There was now a new Canadian ambassador in Buenos Aires, Richard Plant Bower. Fifty-three at the time, Bower, who was born in Kansas City, Missouri, must have been something of a child prodigy, since he graduated from the University of Manitoba at nineteen in 1924. He joined the Canadian diplomatic service at twenty-one, serving in various postings in Europe, Asia, Australia, and New Zealand, before being appointed ambassador to Venezuela in 1956.
The arrival of a new ambassador is a huge event for an embassy, making a big impact on the personnel and their families. (In our case, this would turn out to be an understatement.) But Carol took it all in stride—no wonder, since she’d already won over, apparently, Assistant Deputy Minister Brown, the ambassador’s boss. She wrote that, after taking Bob and Jenny Borden shopping,
we drove home and got ready for the dinner party with the Ambassador. Louise and Rolfe [sic] Krapf were also coming and all in all it was a very nice evening. Mr. and Mrs. Bauer [sic] are very very nice. He is a very open, straightforward type and very sharp and on the ball. They have 3 children in Canada. After dinner we played Bridge. The only unfortunate note to the evening was the heat. It was dreadful.

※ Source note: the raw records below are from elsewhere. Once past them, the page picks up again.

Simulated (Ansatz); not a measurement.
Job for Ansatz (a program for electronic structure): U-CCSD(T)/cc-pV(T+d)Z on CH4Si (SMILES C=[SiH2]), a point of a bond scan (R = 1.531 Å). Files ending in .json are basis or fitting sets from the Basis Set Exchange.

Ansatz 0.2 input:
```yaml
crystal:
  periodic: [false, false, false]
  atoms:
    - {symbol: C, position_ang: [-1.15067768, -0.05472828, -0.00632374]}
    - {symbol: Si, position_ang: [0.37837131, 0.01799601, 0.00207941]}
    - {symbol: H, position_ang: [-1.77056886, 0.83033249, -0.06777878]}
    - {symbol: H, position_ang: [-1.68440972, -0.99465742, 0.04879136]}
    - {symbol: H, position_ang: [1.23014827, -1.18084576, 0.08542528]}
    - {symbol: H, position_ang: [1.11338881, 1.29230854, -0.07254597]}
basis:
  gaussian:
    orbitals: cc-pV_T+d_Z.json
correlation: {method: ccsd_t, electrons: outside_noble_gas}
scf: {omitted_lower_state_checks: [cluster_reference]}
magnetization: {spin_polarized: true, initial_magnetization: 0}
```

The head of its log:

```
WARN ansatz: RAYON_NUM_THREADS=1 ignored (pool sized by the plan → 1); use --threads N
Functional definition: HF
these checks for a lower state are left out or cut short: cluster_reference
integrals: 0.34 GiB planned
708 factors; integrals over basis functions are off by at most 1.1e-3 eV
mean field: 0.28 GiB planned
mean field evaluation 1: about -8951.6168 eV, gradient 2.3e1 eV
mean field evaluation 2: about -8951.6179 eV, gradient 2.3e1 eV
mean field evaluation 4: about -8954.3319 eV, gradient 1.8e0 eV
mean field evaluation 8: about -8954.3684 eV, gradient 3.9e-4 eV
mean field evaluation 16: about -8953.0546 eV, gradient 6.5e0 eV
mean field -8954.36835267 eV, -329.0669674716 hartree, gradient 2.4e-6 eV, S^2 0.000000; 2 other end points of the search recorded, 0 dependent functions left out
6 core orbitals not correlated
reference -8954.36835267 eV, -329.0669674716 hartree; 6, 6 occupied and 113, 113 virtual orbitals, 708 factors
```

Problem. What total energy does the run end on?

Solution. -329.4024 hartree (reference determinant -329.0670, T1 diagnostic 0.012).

Carol was not cowed by anybody, no matter how important, whether Vice-President Nixon or Ambassador Bower. She also had a keen eye for character.
Carol didn’t mention George in her description of the dinner party, which is surprising. For a foreign service officer, an ambassador has tremendous influence, not only on the officer’s current posting but also their future career. George would have wanted to make a good impression at what was, apparently, his first social occasion with Mr. Bower. Perhaps Carol was simply enjoying the evening and the company. Years later, Louise Krapf would share with me her memory of Dad as rather stiff socially, whereas Mom was the real crowd-pleaser.
Carol, George, and the Bordens travelled to the Llao Llao Hotel, in Bariloche, a resort in the Parque Nacional Nahuel Huapi, at the foot of the Andes, for golf, fishing, and horseback riding. Carol wrote to her parents that she and Aunt Jenny, as we called her, gave George and Bob such a “hiding” at bridge that they kept playing until 5:30 A.M. to give the laggard males a chance to catch up.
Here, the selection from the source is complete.